ORGANIZING THE CHAOS

 ORGANIZING THE CHAOS

Source: Bing clip art

I am confessing right now to a mountain of family papers and pictures. Time for filing has been at a minimum the last several months.

What genealogy time I could make was spent searching on two family members: Winfield Scott APPLEBACH, and Susanna BOEHM.

I have dug around through Family Search, Ancestry, Fold 3, Newspapers.com, and Google collecting all the info possible. And worse, it has been saved as both digital and paper. Can we say no real organization?

This morning I decided it was time to tackle the issue and organize the chaos now that I have two computer screens to work with again.

I find it so much easier to have a file open on one computer screen while I move documents and photos into it from the second screen.

Since I actually have computer files for these two people already, it was easier to start with the downloads that were on the computer. So, two and half hours later, the APPLEBACH and BOEHM files have been updated. One success!

Now to the second part of this mess. So, the first step was making piles of all the last names. Obviously, this mess started before limiting my search to just the two above names. Seven stacks later, I look at the clock and realize that time is quickly passing.

I pull the BOEHM and APPLEBACH folders and piles of papers out of the stacks. It makes sense to me to start with the "A" family. 

More stacks by first name within the "A" family yields 10 piles of miscellaneous papers. Well ok, I found the two divorce decrees of my grandfather from his first and second wife. That is progress...

Another hour passes as I continue adding papers to the correct stacks by first name. Now I have 10 file folders of 10 individuals. Some of the files need to be divided into two because they are bulging. A few only have one or two pieces of paper in them.

Back to Winfield Scott APPLEBACH - known to me as "Uncle Scott". His file needs to be divided - all that research paid off in the form of information. But what a mess to organize. 
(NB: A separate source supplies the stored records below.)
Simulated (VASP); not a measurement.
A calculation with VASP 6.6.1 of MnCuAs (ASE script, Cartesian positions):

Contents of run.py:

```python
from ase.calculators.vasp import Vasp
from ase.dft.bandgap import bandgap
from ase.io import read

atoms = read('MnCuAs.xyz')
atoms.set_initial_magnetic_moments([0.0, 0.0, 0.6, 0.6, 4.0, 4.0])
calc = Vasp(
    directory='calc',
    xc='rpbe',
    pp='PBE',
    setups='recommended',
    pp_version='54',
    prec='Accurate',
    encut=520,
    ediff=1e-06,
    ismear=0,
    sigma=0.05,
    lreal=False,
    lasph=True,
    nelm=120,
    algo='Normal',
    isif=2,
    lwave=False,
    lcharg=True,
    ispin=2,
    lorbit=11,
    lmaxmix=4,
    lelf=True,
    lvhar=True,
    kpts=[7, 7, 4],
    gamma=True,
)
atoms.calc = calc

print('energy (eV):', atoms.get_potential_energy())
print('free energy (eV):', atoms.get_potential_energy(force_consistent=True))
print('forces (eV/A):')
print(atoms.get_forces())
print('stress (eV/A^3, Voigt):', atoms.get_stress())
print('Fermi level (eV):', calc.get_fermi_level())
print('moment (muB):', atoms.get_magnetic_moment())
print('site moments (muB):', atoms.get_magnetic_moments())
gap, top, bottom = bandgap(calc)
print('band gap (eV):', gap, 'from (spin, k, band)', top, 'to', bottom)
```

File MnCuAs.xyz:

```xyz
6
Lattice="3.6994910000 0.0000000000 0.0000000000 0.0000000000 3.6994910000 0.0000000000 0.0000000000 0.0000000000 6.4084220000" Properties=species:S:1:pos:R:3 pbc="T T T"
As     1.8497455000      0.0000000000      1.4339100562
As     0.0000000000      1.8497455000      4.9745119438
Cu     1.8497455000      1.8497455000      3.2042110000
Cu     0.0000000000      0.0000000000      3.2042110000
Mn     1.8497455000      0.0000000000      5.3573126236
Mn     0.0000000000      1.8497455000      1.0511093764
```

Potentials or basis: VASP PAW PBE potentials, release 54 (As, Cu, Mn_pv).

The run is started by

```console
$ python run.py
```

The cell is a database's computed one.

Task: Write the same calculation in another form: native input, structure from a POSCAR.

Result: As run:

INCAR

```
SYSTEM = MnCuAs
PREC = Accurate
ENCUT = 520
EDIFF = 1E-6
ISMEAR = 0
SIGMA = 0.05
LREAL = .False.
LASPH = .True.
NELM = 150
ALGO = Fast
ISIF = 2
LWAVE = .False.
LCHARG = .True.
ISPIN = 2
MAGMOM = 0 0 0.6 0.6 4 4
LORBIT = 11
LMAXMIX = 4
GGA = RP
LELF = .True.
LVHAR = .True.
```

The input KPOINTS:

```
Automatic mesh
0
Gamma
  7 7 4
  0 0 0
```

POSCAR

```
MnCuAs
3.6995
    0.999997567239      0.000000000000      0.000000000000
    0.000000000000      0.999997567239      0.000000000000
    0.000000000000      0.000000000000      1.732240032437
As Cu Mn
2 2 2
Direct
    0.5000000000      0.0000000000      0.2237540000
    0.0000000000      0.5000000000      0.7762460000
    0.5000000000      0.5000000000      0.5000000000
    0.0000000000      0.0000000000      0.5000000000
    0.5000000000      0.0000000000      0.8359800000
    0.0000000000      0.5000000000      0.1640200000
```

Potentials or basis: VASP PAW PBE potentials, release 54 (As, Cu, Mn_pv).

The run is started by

Scanning in the documents will take more hours than I have today. However, I have been using a naming system that I like and will stick with. Surname-Firstname_yyyymmdd_Location_item.

Moral to the story:

Keep up on your filing - whether digital or paper. It requires much less time than all the sorting later on. I saw on a genealogy blog a suggestion for spending 15 minutes a day doing filing. It certainly makes more sense than the mess I am currently dealing with.

Source: Bing clip art


Tomorrow is a new day, and I have the papers I want to scan in sitting on the scanner already to go. I am going to have to do better at committing 15 minutes most days to scanning and organizing. Especially on the days I do not do any research.

Organize the chaos before it becomes chaos.

All the content writing of this post is my own unless I state otherwise.